Safety report shows rail freight steady but fatalities and level-crossing collisions are on the way down

By Rob McKay | November 8, 2011

The total number of train kilometres travelled through the 43,000 km mark for the first time, according to the Australian Transport Safety Bureau’s (ATSB) figures for the past decade.

Biannual distances have continued a slow but steady rise, from 38,195 km to 43,06 3km, figures in the Australian Rail Safety Occurrence Data – 1 January 2001 to 30 June 2011 report show.

Western Australia has driven the increase, in both freight and passenger numbers since 2007.

Total freight distances for the nation have hovered around the 37,000 km mark since 2004.

WA’s freight distance totals however, have gone from around the mid-7,000s in 2004-07 to 13,167 km in the first half of this year.

A near 30 per cent dip in Queensland freight distances in the first half of the year can be put down to weather and flood interruptions.
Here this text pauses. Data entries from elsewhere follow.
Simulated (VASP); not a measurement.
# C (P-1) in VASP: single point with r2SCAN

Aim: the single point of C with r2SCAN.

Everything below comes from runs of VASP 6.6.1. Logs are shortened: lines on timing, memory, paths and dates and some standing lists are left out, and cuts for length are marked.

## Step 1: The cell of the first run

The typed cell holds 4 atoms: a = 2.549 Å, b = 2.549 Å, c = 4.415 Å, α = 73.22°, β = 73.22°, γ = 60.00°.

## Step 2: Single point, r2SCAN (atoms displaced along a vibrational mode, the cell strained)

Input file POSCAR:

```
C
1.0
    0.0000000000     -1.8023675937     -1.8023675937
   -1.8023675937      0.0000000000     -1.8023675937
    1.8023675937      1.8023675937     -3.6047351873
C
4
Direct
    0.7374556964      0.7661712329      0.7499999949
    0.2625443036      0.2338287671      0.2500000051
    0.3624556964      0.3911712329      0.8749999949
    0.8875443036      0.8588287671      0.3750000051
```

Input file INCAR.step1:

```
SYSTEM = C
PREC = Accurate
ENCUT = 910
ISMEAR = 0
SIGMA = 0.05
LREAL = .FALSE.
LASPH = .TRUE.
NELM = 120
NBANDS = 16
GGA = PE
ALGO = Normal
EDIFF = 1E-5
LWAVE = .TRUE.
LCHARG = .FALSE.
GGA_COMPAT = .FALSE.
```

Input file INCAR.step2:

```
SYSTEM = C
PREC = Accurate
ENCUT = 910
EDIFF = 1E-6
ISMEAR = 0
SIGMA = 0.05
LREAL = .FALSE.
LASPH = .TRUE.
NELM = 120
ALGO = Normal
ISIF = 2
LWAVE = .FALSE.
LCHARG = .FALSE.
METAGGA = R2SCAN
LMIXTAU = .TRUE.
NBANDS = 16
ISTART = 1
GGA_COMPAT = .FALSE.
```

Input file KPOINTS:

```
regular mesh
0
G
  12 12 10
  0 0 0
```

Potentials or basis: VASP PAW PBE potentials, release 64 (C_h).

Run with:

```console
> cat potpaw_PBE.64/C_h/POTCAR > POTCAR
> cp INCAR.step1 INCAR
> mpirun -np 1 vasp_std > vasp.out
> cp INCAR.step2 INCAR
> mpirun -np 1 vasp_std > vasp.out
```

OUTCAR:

Rail-related deaths and level crossing collisions have both trended downward nationally.

Measured at six-monthly intervals, deaths nationally averaged in the high 20s early last decade to 12 in each of the last half of last year and the first half of this year.

NSW continues to see the most fatalities, though the average has been about five deaths biannually since 2005.

The story was similar for level-crossing occurrences, with train collisions with road-vehicles trending steadily down from the mid-40s to an average of about 23 in each half of the past two years.

Here, Victoria led the table, though incidents had with numbers swinging wildly between single figures and teens but nothing comparable with the first six months of 2001, when 27 incidents were recorded.

Load irregularities remain stubbornly around 250 incidents mark and have not been under 200 since 2003.

Meanwhile, track infrastructure irregularities, at 1081 in the first six months of the year, passed into four figures for the first time. Queensland showed the greatest increase of all states here, with its figures doubling in the past three years, from around 200 to 550.